Governing Dynamic Capabilities: Cryptographic Binding and Reproducibility Verification for AI Agent Tool Use

TL;DR

This paper introduces a cryptographic framework for verifying the capabilities, behavior, and interactions of AI agents to ensure security, provenance, and reproducibility in multi-agent systems.

Contribution

It defines new governance requirements, proves structural theorems for verification, and validates cryptographic instantiations with practical performance and security guarantees.

Findings

Verification overhead is less than 0.02%.

Reproducibility variance is 5.8x across models.

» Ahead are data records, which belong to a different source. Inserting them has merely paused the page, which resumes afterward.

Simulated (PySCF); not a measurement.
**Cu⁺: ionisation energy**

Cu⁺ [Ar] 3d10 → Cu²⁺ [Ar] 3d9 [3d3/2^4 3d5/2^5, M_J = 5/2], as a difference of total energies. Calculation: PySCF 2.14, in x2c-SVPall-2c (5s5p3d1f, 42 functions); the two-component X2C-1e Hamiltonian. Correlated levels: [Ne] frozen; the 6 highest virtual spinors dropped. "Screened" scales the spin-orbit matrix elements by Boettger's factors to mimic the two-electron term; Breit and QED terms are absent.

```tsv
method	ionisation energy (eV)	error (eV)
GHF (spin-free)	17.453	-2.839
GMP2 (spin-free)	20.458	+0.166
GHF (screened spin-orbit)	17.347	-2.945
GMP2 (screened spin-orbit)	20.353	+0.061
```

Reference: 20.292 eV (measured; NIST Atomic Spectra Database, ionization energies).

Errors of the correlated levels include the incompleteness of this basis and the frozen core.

All attack scenarios are detected with zero false positives.

Abstract

AI agents dynamically acquire tools, orchestrate sub-agents, and transact across organizational boundaries, yet no existing security layer verifies what an agent can do, whether it executed what it claims, or what happened in a multi-agent interaction. We trace this gap to the capability-context separation: inside a transformer, tool definitions and user context are indistinguishable tokens, but at the orchestration layer they have fundamentally different security semantics. Existing frameworks conflate the two, enabling silent capability escalation and leaving interactions without verifiable provenance. From this principle we derive three Agent Governance Requirements: capability integrity (G1), behavioral verifiability (G2), and interaction auditability (G3), defining what a governed agent ecosystem must enforce, independent of how. We prove two structural results: the Chain Verifiability Theorem (one unverifiable interior agent breaks end-to-end verification for all downstream nodes) and the Bounded Divergence Theorem (replay-based verification yields a probabilistic safety certificate, epsilon <= 1 - alpha^{1/n}). We validate with two crypto-agnostic instantiations -- basic (Ed25519, SHA-256; 97 us verify) and enhanced (BBS+ selective disclosure, Groth16 DV-SNARK; 13.8 ms) -- both satisfying nine security properties. A reproducibility study (9 models, 7 providers) reveals 5.8x variance in inference determinism, connecting model characteristics to governance architecture. End-to-end evaluation over 5-20 agent pipelines confirms <0.02% overhead and detection of all attack scenarios with zero false positives.